Viacom says it has renewed the Snapchat versions of "Girl Code" and "Cribs," a pair of MTV shows tweaked for the Snapchat audience, and is introducing an original program for the platform called "Promposal," about high-schoolers setting up elaborate prom date proposals. The shows are part of a broader committment by Viacom to produce new Snapchat content for company brands also including BET and Comedy Central.

Viacom declined to elaborate on the announcement, but it suggests that at least one media partner likes the return on the significant investment of time and money it takes to make even short-form programming for Snapchat. Not every company has been able to say the same: Last December, CNN abandoned its daily Snapchat show "The Update."

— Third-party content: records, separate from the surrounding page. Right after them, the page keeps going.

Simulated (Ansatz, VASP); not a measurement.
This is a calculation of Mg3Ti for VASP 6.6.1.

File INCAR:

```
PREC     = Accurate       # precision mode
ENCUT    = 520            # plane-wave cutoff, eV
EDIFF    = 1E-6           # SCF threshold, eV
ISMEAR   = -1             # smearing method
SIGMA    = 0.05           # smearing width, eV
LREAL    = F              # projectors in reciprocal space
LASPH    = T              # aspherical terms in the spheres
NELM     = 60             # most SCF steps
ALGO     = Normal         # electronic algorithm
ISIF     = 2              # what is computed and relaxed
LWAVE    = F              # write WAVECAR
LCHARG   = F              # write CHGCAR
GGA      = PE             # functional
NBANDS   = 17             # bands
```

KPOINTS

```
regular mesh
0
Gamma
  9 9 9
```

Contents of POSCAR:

Snapchat has struck deals with a number of publishers and media companies to create a video service that's somewhat like cable TV for mobile apps, sharing the resulting ad revenue. There are channels curated by the publishers, which typically post fresh content every day; there is the Shows format, which is episodic just like TV; and there are Snapchat Stories, which are video montages from media companies around special events—the MTV Awards, for example.

Snapchat competes with Facebook's Watch video hub, Twitter and YouTube for these kinds of original shows that can draw viewers and open more digital ad inventory. As more young people flee TV, mobile platforms hope to fill the gap for brands still needing to reach those audiences.

Snapchat recently redesigned its app to separate the Discover media section from the personal messaging side, creating a distinct feed of content. That's where Shows, channels and Stories now appear, with ads running in between the content.

Viacom in 2016 struck its first Snapchat partnership, which included an exclusive ad sales relationship. Viacom was also allowed to offer ad space in other Snapchat programming, outside its own content.

Viacom no longer has those exclusive rights to sell Snapchat ads, but controls sales on its own Snapchat content, according to a source familiar with the arrangement.